For travel dates to Tanna, Vanuatu refer to the Travel Map.
My taxi driver friend had set me up with his brother on Tanna. This was the rainy and cyclone season, which meant rough seas and my departure was delayed for a couple of days. I could’ve taken the speed boat, but instead decided to go with the locals (a decision I was going to half-regret later) which takes much longer, but is also quite a bit cheaper. I was the only tourist, the other passengers were locals, mainly children on school holidays going back to their families. We were about 10 in total. The ship, the “Malekula”, was a small cargo vessel, with a small deck with a wooden bench for the passengers. Once we left the sheltered waters of the harbour, I thought to myself: “Why isn’t he going any faster, now that we’re out of the harbour?”. Well, that was the top speed – 6 knots (not quite 12 km/h)! Being an island people, the ni-Vanuatu are surprisingly unfit for travelling on the ocean (!?!). Shortly after we exited the harbour, the first few started puking, the rest followed in shortly after. It was going to be like this for the next 22 hours – slowly climb a wave, slowly descend into the trough, slowly climb again, and so on, with everybody puking around me. I did not think it possible, but I kid you not when I say that dark skinned people do turn green! Eventually I did start to feel somewhat nauseous myself, not to the point of being really sick, but kinda thinking about what the speed boat would’ve been like… Sleeping wasn’t much of an option, because laying on a metal deck, one would slide back and forth a couple of feet as the ship slowly crawled up and down the waves. Eventually we made it to Lenakel harbour on the western side of Tanna. My host was waiting for me with a pick up truck to take us across the island to his village called Rohekau. There’s only a small jungle track over the central mountain, that leads to the east side of the island.
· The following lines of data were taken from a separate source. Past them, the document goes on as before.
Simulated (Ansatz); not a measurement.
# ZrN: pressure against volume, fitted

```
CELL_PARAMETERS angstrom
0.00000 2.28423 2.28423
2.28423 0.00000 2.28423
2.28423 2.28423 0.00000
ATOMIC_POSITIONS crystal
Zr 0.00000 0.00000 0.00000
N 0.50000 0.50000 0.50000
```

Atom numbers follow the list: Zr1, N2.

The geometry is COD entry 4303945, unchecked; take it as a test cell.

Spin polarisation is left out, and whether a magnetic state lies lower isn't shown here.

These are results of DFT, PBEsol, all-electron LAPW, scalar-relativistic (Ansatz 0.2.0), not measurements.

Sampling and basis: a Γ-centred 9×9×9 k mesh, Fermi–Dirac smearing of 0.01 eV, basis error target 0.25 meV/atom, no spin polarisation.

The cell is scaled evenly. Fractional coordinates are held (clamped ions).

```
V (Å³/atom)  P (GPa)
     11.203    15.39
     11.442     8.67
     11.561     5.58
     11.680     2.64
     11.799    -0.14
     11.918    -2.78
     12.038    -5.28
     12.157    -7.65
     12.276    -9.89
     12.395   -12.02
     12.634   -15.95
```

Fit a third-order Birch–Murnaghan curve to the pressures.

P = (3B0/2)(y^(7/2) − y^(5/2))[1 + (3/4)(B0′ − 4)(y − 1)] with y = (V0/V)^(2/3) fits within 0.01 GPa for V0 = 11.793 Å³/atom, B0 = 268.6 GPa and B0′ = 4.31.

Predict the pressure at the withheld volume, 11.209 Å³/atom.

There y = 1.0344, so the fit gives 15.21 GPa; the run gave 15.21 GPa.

People here still live in family clans – every family lives in their own “village” comprising 3 or 4 huts (in the old days they’d speak their own language or dialect, which the clan across the valley might not understand). Suddenly I was in the jungle, at the foot of a very active Mt Yasur, without electricity nor running water, but with mobile phone service (!!!). I wasn’t quite sure what to make of that…
When the rain cleared a bit, my host took me up to the crater of Mt Yasur, and what an experience that was! It actually feels like a living being, it huffs and puffs, and growls and roars, and spits out molten rock. One can see the blast wave as a lightning flash, followed by the sound of the blast, then the lava comes flying up quite slowly, like watching something in slow motion. Certainly one of the most amazing things I’ve ever witnessed!
One day news of a cyclone came, it was heading this way. It looked as if we wouldn’t get the full hit, “only” it’s fringe would brush Tanna. This information didn’t mean much to me, I only heard “cyclone” and that sounds scary, particularly when the shelter is a bamboo hut with a palm leaf roof. I did trust my host to know what to do, though. They’ve been living with these conditions forever. We got hit in the night, and it was weird. The wind would come in waves, one could hear a howling in the distance coming ever closer, then the hut would shake and rattle, the trees would bend and branches would break, then the howling would fade into the distance and the next “wave” would come closer again. The huts withstood the winds without damage, but most banana trees had been felled, which is quite a disaster as bananas are a staple diet. Apparently in the north of the island, a few huts had their roofs blown off, but nobody was hurt.
Due to the winds and heavy rain, the jungle track to Lenakel was impassable and I hadn’t planned cash for an extended stay. There are no banks on Tanna where one could withdraw money and I couldn’t get to Lenakel anyway. The days got boring, as there wasn’t much to do and the rain kept pelting down. Eventually word came that some people were going to try the drive to Lenakel and I could get a ride. My host came along and we did make it! Now, in the aftermath of the cyclone, the seas were still very rough and no ships were sailing, so I had to make time but had virtually no money left. Exceptionally friendly and nice as the ni-Vanuatu are, my host set me up with a friend, who rents huts at his “Holiday Heaven” in Lenakel. I got to stay in a hut, overlooking a reef paying next to nothing, and got food from my new host as well. Did I mention that on Vanuatu you find the friendliest people on the planet?
There was an internet place in town, which allowed me to book a flight back to Efate. Nobody knew when the ships would start sailing again (I wasn’t looking forward to that journey anyway). I got to enjoy Lenakel for a couple of days and flew back to Efate, with quite an exceptional travelling experience under my belt.
I hope my friends in Vanuatu are well and made it through the devastation caused by Cyclone Pam earlier this year. Best wishes to all the people of Vanuatu!